KAMPALA, Uganda — Uganda, Tanzania and French oil company Total are set to sign agreements Sunday on building a heated pipeline to carry crude oil from western Uganda to the Indian Ocean coast. Construction of the pipeline, which would be the world’s longest at 897-miles, is expected to begin this year.
Tanzania’s new leader, President Samia Suluhu Hassan, is in Uganda to sign the documents, perhaps her most important executive action since her inauguration last month. Ugandan President Yoweri Museveni and officials from Total, a majority shareholder in Uganda’s oil fields, will also sign the agreements, which were long held up by tax disputes, administrative delays, and the death of Hassan’s predecessor.
Despite anxiety over falling crude prices in recent years, hopes have remained high in Uganda over the potential for oil exports to lift the East African country into upper middle-income status by 2040. Annual per capita income in Uganda was less than $800 in 2019. A 2015 World Bank study emphasized that the economic benefits would be considerable if local companies are competitive enough to win lucrative service contracts in the oil sector.
Museveni, who has led Uganda since 1986, has sometimes suggested that the discovery of commercially viable quantities of oil in 2006 created an opportunity for him to remain in power.
“They are targeting my oil,” he said of his challengers in the country’s 2016 presidential election.
Watchdog groups and others have warned against the personalization of Uganda’s oil resources and heavy borrowing by national budget authorities anticipating oil revenue. It remains unclear when Uganda will export its first drop of crude, since developing storage sites, processing facilities and other key infrastructure will take time.
Total’s investment partner in Uganda is the China National Offshore Oil Corporation, or CNOOC, which has a smaller stake in the pipeline project.
The shareholder agreements cover the construction of the $3.5 billion pipeline designed to connect oil fields near Lake Albert to the Tanzanian port of Tanga. Plans for the pipeline have been attacked as “irresponsible” by activists who say it is not compatible with the goals of the Paris climate accord.
Critics also say the rights of local residents are at risk and that the pipeline, which would cross rivers and farmland, will damage fragile ecosystems. The project could cost more than 12,000 families their land rights, the Paris-based International Federation for Human Rights recently charged.

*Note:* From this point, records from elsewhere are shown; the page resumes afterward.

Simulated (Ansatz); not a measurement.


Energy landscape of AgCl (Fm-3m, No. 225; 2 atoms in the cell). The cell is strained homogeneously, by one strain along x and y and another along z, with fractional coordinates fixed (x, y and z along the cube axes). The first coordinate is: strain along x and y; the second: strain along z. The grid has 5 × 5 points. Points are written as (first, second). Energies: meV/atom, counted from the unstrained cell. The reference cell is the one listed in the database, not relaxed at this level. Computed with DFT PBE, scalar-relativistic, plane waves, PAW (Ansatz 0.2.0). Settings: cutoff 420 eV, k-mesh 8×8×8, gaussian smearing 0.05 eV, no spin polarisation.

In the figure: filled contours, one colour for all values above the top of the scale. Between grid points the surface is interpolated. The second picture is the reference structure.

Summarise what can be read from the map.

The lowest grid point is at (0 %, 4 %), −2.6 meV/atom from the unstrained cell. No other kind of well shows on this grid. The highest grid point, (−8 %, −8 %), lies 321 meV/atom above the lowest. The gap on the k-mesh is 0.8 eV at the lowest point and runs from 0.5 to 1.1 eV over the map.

Facing calls to abandon its projects in Uganda, Total last month said it would limit oil extraction from a national park to less than 1% of the protected area. The company also said it would fund a 50% increase in the number of game rangers in Murchison Falls National Park, Uganda’s largest protected area.
Total acknowledged “significant social and environmental stakes” posed by oil wells and the pipeline, and pledged to proceed responsibly.
But criticism of the pipeline project is likely to persist.
“Despite our persistent calls for urgent action from the Ugandan government, Total, and CNOOC, the oil project is accelerating while most of our concerns and recommendations remain unaddressed,” Antoine Madelin, advocacy director of the International Federation for Human Rights, told The Associated Press.
“The move to go ahead with the final investment decision is worrying, in light of the major environmental and human rights risks that remain,” Madelin said. “The top priority should be to deal with the concerns of communities suffering from the project, not start drilling at all cost.”